Nurturing (the) Environment
(Page 2 of 5)
Lipschultz completes his tour just as a handful of his roommates enter, eager to find out what’s for dinner. Warren Green residents have committed to a lifestyle of cooperative shopping and cooking. Translation: you won’t find ramen noodles in the cupboard, or students inhaling leftover pizza alone in their rooms. Instead, residents of Warren Green pitch in $25 per week for groceries, and rotate shopping duties. Every Saturday morning, two students visit a local farmer’s market to stock up on fresh vegetables and fruit, while another pair goes to the grocery store to replenish other supplies, including dairy products, bread, and grains.

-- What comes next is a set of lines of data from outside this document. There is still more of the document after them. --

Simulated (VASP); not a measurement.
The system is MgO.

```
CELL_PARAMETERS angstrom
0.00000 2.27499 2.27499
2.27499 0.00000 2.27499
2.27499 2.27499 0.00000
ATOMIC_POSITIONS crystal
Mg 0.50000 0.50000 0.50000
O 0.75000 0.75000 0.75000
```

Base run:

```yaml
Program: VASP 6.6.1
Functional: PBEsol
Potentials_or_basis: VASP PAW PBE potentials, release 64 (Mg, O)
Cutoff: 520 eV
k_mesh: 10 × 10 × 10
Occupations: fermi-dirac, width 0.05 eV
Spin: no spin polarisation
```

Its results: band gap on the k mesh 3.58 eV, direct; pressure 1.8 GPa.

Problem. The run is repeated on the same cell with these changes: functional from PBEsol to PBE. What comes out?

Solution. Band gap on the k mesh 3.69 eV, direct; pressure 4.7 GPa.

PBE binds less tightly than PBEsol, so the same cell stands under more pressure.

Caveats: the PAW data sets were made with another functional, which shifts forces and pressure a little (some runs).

Even a standard shared living arrangement has the potential for conflict. But the Warren Green students are taking the idea of cooperative living to new levels. In addition to sharing space and depending on one another for meals, they have also agreed to a strict code of low-consumption living, following such voluntary measures as limiting the number and length of showers, not flushing the toilet unless absolutely necessary, and unplugging cell phone chargers when not in use—which was the first rule the house agreed upon at the beginning of the semester.
The kitchen is brimming with laughter, music, and the aroma of dinner. The windowsill over the sink is lined with jars of spices, pots and pans overflow from the dish rack, and the energy-efficient dishwasher is adorned with magnetized finger puppets of Che Guevara, Gandhi, Einstein, and Nelson Mandela. On the refrigerator door, a scrap of paper reads: When cooking for 13, use 3 pounds of pasta, 4 cups of rice, 3–4 cups of lentils, 3 cans of whole/diced tomatoes, 4 ½ cups of black beans, 10 potatoes (Yukon gold).
Yesenia Marquetti ’09, a petite pre-med student, is sharing tonight’s cooking duties with Justin Butler ’10, the energetic RA, who has taken a leadership role in the house. With hip hop playing in the background, Butler and Marquetti sail around the kitchen, making couscous with local eggplant, heirloom tomatoes, and cheddar cheese. As they work, they talk about everything—their classes, their friends and families back home—occasionally interrupting themselves to admire each other’s culinary skills.
“Oh my god, that’s so good,” Marquetti sighs, watching Butler cut up an eggplant.
Butler turns his knife on a block of cheddar. “I was thinking about this during my literature lecture,” he says. “My professor was talking about cultural studies, and I was thinking about cheese.”
When the dish is ready, Marquetti rings a bell, and residents wander into the kitchen, picking up plates, ooh-ing and ah-ing over tonight’s feast. The last student in the self-serve line waits next to a post-it on the refrigerator: Remember! Leftovers are delicious.
But judging from the way students are filling their plates, this is one conservation tip that won’t need to be followed tonight.